A male drone bee at right has a greater body mass than the worker… (Jed Kirschbaum, Baltimore…)
As Jason Hough steers his Chevy Silverado along the curving country roads of western Howard County, he makes a habit of stopping and slowly backing up his truck to trade friendly gibes with fellow farmers he's caught sight of in his rearview mirror.
One neighbor, after confiding that his alfalfa isn't drying all that well in the recent humidity, promises he won't snitch to Hough's wife about his female passenger. Another wants to know why a reporter riding shotgun doesn't have anything better to do than write about honeybees.
Shifting back into drive once again, Hough turns onto a crude dirt road near a newly installed cellphone tower on the northeastern edge of the 285-acre Larriland Farm in Woodbine, and parks in the knee-high weeds to check on his beehives.
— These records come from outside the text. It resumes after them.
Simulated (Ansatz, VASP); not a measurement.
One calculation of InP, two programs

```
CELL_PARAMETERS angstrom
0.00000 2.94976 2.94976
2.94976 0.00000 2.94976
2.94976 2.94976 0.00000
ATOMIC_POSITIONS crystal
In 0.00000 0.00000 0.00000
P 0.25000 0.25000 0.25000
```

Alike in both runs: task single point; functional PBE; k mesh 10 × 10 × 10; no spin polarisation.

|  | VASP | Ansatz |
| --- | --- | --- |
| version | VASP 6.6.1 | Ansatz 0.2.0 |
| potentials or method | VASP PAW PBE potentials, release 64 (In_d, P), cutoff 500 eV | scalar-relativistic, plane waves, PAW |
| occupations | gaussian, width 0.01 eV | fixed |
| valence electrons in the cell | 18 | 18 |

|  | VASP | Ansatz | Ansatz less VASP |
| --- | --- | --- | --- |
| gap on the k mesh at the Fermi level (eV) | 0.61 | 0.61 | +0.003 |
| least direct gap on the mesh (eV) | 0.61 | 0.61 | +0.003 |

"I've been going through a major expansion this year," says Hough, who explains he has nearly doubled the total number of hives he maintains for the popular pick-your-own farm and several other local operations. He's gone from 80 to 160 hives, and now has more than 2 millionbees at Larriland alone.
For five years he's been selling his honey wholesale to Lynn Moore, one of three siblings who own and operate Larriland. But it flies off the shelf within days of delivery, so Moore's been asking Hough to increase production from the 2,000 to 3,000 pounds he's been harvesting from her hives each season, which ends Oct. 31.
He has complied with her request this spring, estimating his enlarged apiaries — or yards, as they're popularly called — will produce as much as 8,000 pounds of honey this year and that Larriland will get between 3,000 and 5,000 pounds to sell. Next year, Hough has set his sights on 13,000 pounds.
But Moore has another motive for employing a beekeeper.
Hough's bees are performing a critical step in the food production process, she says. While peaches are self-pollinating, and tomatoes, green beans and barley don't need bees' help, crops that rely on the winged insects for pollination include apples, cherries, berries, cucumbers, eggplant and pumpkins.
Moore points out that there are other native pollinators, such as bumblebees, wasps and butterflies, and that Larriland has set aside 50 acres of woods to accommodate them. But there aren't enough of those species of insects to get the job done, she says.
"Without these three yards and the 800,000 bees they each contain, the total yield from these crops would drop significantly, as much as 25 percent," Hough estimates. "They may get the same number of apples, for instance, but they'd be smaller and would fill fewer bushel baskets by volume."
The beehives that hobbyists tend also play an essential role, Moore and Hough both point out, especially as many farmers confront higher incidences of mite infestation and a new phenomenon called colony collapse disorder, in which bees die for unknown reasons.
Hough attended the Howard County Council hearings last fall when zoning rules for beekeeping were under discussion. The meetings ended in February as the county adopted regulations that said bees are no longer considered farm animals, which meant that hives need not be set back from neighboring properties by 200 feet, among other specifications.
"I've been in 4-H my entire life and I wanted to show my support for the right to have an agricultural project like beehives on your property," he said. "That's the way in to agriculture for most young people, and I place an extremely high value on such educational outlets."
Aside from defending beekeepers' rights, it's a simple numbers game, he explained.
"The more bees that are around, the more help farmers get with food production," he said. "The bees that hobbyists keep make a real difference to our local crops. And the number of beekeepers has been dramatically increasing over the past 10 years, which is a very good thing."
In Howard County, there are 83 registered beekeepers in 95 locations, and they tend to 235 colonies of honeybees, according to figures collected by the agricultural marketing division of the Howard County Economic Development Authority.
While Hough has kept bees for 21 of his 35 years, beekeeping is only one of his many jobs. He works full time in information technology for Marriott International, where he's on call 24/7. He also works on the family's 64-acre Woodcamp Farm, a Mount Airy livestock operation known primarily for its meat products.
Jason and his wife, Lindsay, a first-grade teacher at Lisbon Elementary, live in the original, renovated farmhouse on the farm with their children, Andrew, 7, and Regan, 4. His parents, Dale and Jan Hough, and two brothers, Sean and Josh, also work on the farm and live in homes on the Hardy Road property.